Ukraine asked for the Security Council meeting knowing that China holds a veto over any resolution which come from the meetings. Ukraine harbors resentment over Putin’s March 1, annexation of the Crimean Peninsula, vowed to never again to let Putin take one inch of Ukrainian territory. With Putin’s decree today, he officially recognizes the breakaway Donetsk and Luhansk areas as part of Russia. Ukraine’s 43-year-old Ukranian President Voloydymyr Zelensk knows that Donetsk and Lunhansk rebelled against Kiev rule once a Feb. 22, 2014 CIA-backed coup toppled the Kremlin-backed government of Viktor Yanukovich. Once Kiev fell into pro-Western hands, Putin’s Sevastopol naval base in Crimea was threatened. Putin seized the Crimean Peninsula once he finished hosting the Sochi Winter Games. Not one Western country or press report acknowledges what happened Feb. 22, 2014.

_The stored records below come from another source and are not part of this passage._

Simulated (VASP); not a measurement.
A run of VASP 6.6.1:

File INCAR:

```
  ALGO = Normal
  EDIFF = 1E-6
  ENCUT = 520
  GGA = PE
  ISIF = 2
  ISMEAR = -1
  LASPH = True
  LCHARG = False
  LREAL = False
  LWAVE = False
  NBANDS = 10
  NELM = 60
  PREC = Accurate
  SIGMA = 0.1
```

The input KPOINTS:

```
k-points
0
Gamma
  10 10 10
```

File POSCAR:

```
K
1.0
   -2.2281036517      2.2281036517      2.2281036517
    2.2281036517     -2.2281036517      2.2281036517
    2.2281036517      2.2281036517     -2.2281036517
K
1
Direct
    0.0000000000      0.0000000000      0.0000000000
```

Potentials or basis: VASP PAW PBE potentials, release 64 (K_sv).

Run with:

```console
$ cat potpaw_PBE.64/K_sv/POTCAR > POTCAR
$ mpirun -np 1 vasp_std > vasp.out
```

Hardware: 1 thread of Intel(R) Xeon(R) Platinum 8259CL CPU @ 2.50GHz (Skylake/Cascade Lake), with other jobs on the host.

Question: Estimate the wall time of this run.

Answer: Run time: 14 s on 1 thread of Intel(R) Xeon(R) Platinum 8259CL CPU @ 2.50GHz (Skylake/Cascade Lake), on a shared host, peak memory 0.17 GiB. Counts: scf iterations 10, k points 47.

When Ukraine was integrated with the Soviet Union, there were Russian enclaves in Crimea and Eastern Ukraine, long before the current crisis with Kiev’s government. Once a pro-Western, U.S.-backed faction took over Kiev, Russian speakers under Soviet rule were left to themselves, allowed to stay close connected to Moscow. Only after the Soviet Union disbanded Dec. 25, 1991, did Ukraine become more nationalistic, separating their identities from Moscow. Putn’s recognition of Donetsk today and Luhansk was long overdue, because both regions want nothing to do with the pro-Western Kiev government. So, when it comes to forcing Donetsk and Luhansk to assimilate into Kiev, it was never going to be easy. But Western states and press like to blame Putin for the rift between Donetsk, Luhansk and Kiev. With or without a Russian invasion, Kiev can’t force separatists into conformity.

Putin’s chess move today recognizing the independence of Donetsk and Luhansk, checkmates Kiev and Washington. Biden’s only option now is to send troops to Ukraine’s Eastern border in a suicide mission for U.S. soldiers. Recognizing the separatist areas forces Biden to either negotiate with Putin on his security guarantees or go to war militarily or economically. European Union Commission President Ursula von der Leyen said today she was preparing EU sanctions if Putin moves his army across the Ukraine border. Zelensky already asked Biden to apply sanctions before an invasion, something Biden was reluctant to do since he’s made sanctions contingent on invasion. But with Donetsk and Luhansk asking Putin for military help, can the U.S., EU and NATO really call Russian troop movements an invasion?

Invasions, by definition, happen when cross-border forces attempt to repel unwanted invaders, not welcome them to the territory. Donetsk and Luhansk welcome any Russian troops to protect themselves from Ukraine’s military. Russia claimed today that a cross-border attack with Ukrainian saboteurs was repelled by Russian forces. Zelensky calls the report a “false flag” operation, where Russia makes up any pretext for invasion. Whether Biden wants to admit it or not, if Russian troop enter Ukraine to stabilize Donetsk and Luhansk, Donetsk’s leader Denis Pushlilin or Luhansk’s leader Leonid Pasechnik both invite Putin’s forces into the area. If a referendum were held today, Donetsk and Luhansk would vote to leave Kiev and join Moscow. Biden doesn’t have a lot of time left to show Putin that he’s prepared to make the concessions needed for Moscow’s national security.